ART is needed now more than ever to breach the political divides of Brexit, writer Ali Smith has told Scotland’s First Minister.

The author of the acclaimed Autumn and Winter – two books from a planned quartet of contemporary novels – told Nicola Sturgeon that art could be a “unifying force” in the face of division.

The two were speaking in conversation at the Edinburgh International Book Festival, where Sturgeon acknowledged that politicians were often the cause of such division.

She said: “As a politician I’m acutely aware, and it’s something I think about a lot, that politicians by definition we’re opinionated, we put forward strong views on policies, we’re sometimes the cause or a cause of the division.

“Also how we communicate now sees to reinforce those divisions, it pushes people to take sides and simplify things.

“Is there a case right now that either through the form of the novel or the perspective of the writer, that perspective is actually much much more needed than perhaps has been in our lifetimes?”

Smith responded: “The novel is a unifying force. All art reminds us to engage and it reminds us to enter, even just with itself, dialogue. Dialogue is the source of life.

“The point at which you actually talk to somebody rather than block that story that’s coming from someone else, the point at which the stories meet and become one story instead of separate stories on competing sides of the walls and fences – which politics across the world at the moment is not just threatening us with, but building.”

Smith said this was “the darkest time that I’ve ever lived in”.

She said: “In our lives, across the world from this country outwards, from the UK outwards it’s a dark, dark premise.

“With nobody interested in the UK Government in those splits... to try to heal the thing that is revealed by Brexit. Everybody vying for power in a way that is absolutely terrifying.”

But she told the First Minister, who said most would recognise to some extent the current time as “a dark place, a worrying place”, that the novel was ultimately a form that gave hope for the future.

Meanwhile, Chelsea Clinton said Sturgeon was “incredibly courageous” for talking about the challenges of being a female leader.

“I think that’s an incredibly courageous thing for her to do – to have that level of candour in public discourse,” she said.

“I think we need more of that, and we should see that as a sign of strength and not remotely a sign of weakness.”

Clinton, who was promoting her children’s book on women who have persisted against adversity, also said she has not ruled out running for office in the future, although she described a move into politics as a “definite no now”.

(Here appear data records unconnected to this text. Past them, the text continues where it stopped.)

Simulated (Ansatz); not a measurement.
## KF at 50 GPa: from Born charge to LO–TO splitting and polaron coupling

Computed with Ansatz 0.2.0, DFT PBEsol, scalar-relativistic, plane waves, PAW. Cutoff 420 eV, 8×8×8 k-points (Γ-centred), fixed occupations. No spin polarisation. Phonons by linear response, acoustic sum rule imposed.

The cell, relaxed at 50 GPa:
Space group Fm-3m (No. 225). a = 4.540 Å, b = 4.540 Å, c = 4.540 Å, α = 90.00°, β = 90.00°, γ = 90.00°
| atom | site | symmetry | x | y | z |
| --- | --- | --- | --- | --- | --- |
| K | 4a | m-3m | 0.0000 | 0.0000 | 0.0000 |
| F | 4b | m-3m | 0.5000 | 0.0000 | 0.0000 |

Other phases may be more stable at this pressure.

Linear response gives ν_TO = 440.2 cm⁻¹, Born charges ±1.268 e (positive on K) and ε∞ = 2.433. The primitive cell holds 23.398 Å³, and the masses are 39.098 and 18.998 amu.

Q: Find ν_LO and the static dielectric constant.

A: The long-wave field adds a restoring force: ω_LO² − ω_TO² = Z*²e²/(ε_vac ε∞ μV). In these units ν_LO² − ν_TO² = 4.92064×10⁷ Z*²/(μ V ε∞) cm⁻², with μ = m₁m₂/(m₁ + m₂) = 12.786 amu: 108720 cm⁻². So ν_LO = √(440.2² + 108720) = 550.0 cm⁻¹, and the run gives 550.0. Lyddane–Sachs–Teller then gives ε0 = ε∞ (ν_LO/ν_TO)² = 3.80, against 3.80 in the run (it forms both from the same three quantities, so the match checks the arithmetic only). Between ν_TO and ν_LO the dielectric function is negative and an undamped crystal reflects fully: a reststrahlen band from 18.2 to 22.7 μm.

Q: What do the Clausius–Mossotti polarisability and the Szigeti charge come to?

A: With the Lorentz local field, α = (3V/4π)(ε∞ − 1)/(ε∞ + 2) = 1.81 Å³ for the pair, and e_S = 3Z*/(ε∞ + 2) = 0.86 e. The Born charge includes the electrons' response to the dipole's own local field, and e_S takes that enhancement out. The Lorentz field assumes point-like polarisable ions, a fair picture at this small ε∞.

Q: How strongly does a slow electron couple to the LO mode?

She said that while she “abhorred” Donald Trump’s presidency, she has no current plans to follow in her parents’ footsteps. She strongly criticised the US leader on issues such as the separation of children from their parents at the Mexican border, branding the policy “the greatest sin of the moment”.

“At federal level as much as I abhor so much of what President Trump is doing, I have a great amount of gratitude for what my congresswoman and my senators are doing to try to stop him at every point,” Clinton said.

“While I disagree with the President, other offices that I could run for I think my family... is being really well represented, but if that were to change, if my city councillor were to retire, if my congresswoman were to retire, my senators, and I thought that I could make a positive impact, then I think I would really have to ask my answer to that question.

“For me it’s a definite no now but it’s a definite maybe in the future because who knows what the future is going to bring?”